Tue, 25 Jul 2017

Writing a Systemd Supervised Service with Perl


Permanent link

There are many ways in which server software can fail. There are crashes, where the server process exits with an error. Program supervisors can catch those easily, and you can monitor for the presence of a server process.

But recently I had to deal with some processes that didn't just crash; they got stuck. It happens only rarely, which makes debugging harder. It involves AnyEvent, forking, the boundaries between synchronous and asynchronous code, and runloops getting stuck. I know the problem needs a much deeper solution, which will take weeks to implement.
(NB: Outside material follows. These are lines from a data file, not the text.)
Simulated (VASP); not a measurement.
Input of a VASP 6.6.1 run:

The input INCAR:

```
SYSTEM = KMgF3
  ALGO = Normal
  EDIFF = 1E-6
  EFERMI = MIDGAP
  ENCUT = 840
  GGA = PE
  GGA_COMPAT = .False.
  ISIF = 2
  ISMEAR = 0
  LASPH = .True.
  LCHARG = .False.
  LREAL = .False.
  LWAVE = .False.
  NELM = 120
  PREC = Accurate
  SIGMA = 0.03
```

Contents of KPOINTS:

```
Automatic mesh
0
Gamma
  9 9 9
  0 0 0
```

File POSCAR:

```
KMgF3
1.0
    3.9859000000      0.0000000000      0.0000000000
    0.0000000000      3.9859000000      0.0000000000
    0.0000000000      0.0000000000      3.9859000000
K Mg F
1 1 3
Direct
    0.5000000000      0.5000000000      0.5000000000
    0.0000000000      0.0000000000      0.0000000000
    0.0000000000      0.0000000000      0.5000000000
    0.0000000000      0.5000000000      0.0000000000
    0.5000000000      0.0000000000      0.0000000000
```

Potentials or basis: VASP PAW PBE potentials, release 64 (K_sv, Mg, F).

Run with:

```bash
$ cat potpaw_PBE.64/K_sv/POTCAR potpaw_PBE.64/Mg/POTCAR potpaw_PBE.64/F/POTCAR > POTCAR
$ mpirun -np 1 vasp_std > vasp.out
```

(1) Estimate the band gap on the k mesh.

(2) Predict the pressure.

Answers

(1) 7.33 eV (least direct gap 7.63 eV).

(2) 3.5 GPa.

So, there was a need for a much faster approach for at least detecting the stuck service, and possibly even restart it. And even if the problem was fixed, some monitoring wouldn't hurt.

Heartbeats

The standard approach to checking the aliveness of a process (or a connection) is a heartbeat. A heartbeat is a periodic action that a process performs; if the process fails to perform that action, a supervisor can pick up on that cue, and do an appropriate action. The action can be restarting the process, closing a TCP connection or so.

So, for a server process, what's a good heartbeat? The most basic approach is writing to a log file, or touching a file. The supervisor can then check for the up-to-dateness.

Systemd and Heartbeats

Since I already used Systemd for managing the service, I wanted to see if systemd supported any heartbeats. It does, and this superuser post gives a great overview. In the context of systemd, a watchdog needs to call the sd_notify C function, which seems to live in the libsystemd.so library. This communicates through some mysterious, unknowable mechanism (actually just a UNIX socket) with systemd. To allow that communication channel, the systemd unit file must include the line NotifyAccess=main, which allows the main process of the server to communicate with systemd, or NotifyAccess=all, which allows subprocesses to also use sd_notify.

The module Systemd::Daemon module gives you access to sd_notify in Perl.

A minimal Perl program that can be watchdog'ed looks like this:

#!/usr/bin/env perl
use 5.020;
use warnings;
use strict;
use Time::HiRes qw(usleep);
use Systemd::Daemon qw( -hard notify );

my $sleep = ($ENV{WATCHDOG_USEC} // 2_000_000) / 2;
$| = 1;
notify( READY => 1 );

while (1) {
    usleep $sleep;
    say "watchdog";
    notify( WATCHDOG => 1 );
}

If you forget the READY notification, a systemctl start $service hangs (until it runs into a timeout), and systemctl status $service says Active: activating (start) since .... The normal state is Active: active (running) since.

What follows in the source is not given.